Mumbai: After failing thrice in convincing the Bombay High Court, the only hope left for the Save Aarey crusaders is the Supreme Court, which is going to remain shut till October 14 for Dussehra holidays.
Thus, seeking an urgent hearing, a delegation of the activists went knocking at the doors of the Chief Justice of India on Sunday, seeking a stay on the ongoing cutting of trees at Aarey, to pave the way for a metro car shed. The letter has been converted into a Public Interest Litigation.
However, CJI Gogoi was not available and after receiving the delegation’s letter, the apex court has taken suo motu (on its own) cognizance of the issue, and accordingly constituted a special bench that would be hearing the matter on Monday morning.
Meanwhile, in another court on Sunday, 29 activists, arrested for protesting against the assault on the green cover on Friday night, were given conditional bail.
It is the contention of these activists that the action of the Mumbai Metro Rail Corporation to cut trees in the dead of the night was illegal and not tenable in law as it was done without observing the 15 day ‘cooling off’ period.
Moreover, it is pointed out that contrary to the laid down procedure, the BMC officials started cutting the trees without officers from the relevant department being present.
They have also questioned the tearing hurry to hack the trees; the exercise started within hours of the Bombay High court order dismissing all the four pleas challenging the cutting of over 2600 trees for the car shed.
“The rules specifically state no cutting of trees can be done till 15 days after the final order (permitting the chopping of trees) is published in newspaper advertisements or uploaded on the local authority’s (BMC in this case) website,” said activist Zoru Bhathena.
“According to rules, the 15 day period starts from which ever action (either publishing in newspapers or uploading on website) is done subsequent. For instance, if the authorities upload the order on website and after a week publish it in newspapers, then the 15 days would start from the date of publishing,” Bhathena explained.
Bhathena further said in the instant case of Aarey, the BMC published the advertisements in newspapers first and then on October 4, uploaded the order on its website.
“Thus, the 15 days waiting period commenced from October 4 and not in last week of August, when the order was published in the newspaper. On this point itself, the action of killing trees in the dead of the night is illegal and arbitrary,” Bhathena argued.
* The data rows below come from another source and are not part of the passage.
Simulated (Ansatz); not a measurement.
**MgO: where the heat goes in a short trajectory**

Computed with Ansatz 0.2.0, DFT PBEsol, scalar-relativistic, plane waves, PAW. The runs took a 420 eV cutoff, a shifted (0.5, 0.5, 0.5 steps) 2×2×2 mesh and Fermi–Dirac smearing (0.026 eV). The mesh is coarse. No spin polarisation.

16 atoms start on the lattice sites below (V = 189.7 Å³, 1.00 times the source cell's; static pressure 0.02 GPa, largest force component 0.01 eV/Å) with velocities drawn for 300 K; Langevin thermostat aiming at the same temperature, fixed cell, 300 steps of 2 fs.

The BMC, on the other hand, has claimed that it has followed all the procedures and its decision is not at all arbitrary. “The 15 days commenced from the day when we published the newspaper advertisements.
As far the contention of uploading on the website is concerned that was not necessary in this case,” said senior counsel Anil Sakhre. Sakhre added,
“We had already submitted the copy of the order before the HC thus making it a public document. Hence, we do not think that in the instant case there was any necessity for us to upload the orders and then wait for 15 the day period.”
Two pleas against the metro car shed project are still pending in the Supreme Court, including an appeal by environmental activists, challenging Bombay High Court’s judgment of last year in which it was declared that "Aarey is not a forest" and had challenged the change of land use of the area.
In April 2019, the Supreme Court had rejected a plea seeking to shift the Mumbai metro car shed project away from the Aarey forest, on grounds that the technical committee of the forest department had not found any viable alternate sites for the construction.
Bail, yes, but can’t protest
The holiday court on Sunday ordered the release of 29 Aarey activists on the condition that they post a bail bond of Rs. 7,000 and not take part in any of the protests.
The lawyer for the activists, most of whom are students, argued in the bail plea that they have exams starting Monday. The activists are likely to walk out of the Thane Jail, where most of them have been lodged, by 11 am on Monday.
The 29 protesters -- including six Women -- were detained when some of them allegedly tried to obstruct the police personnel at Aarey from discharging their duty.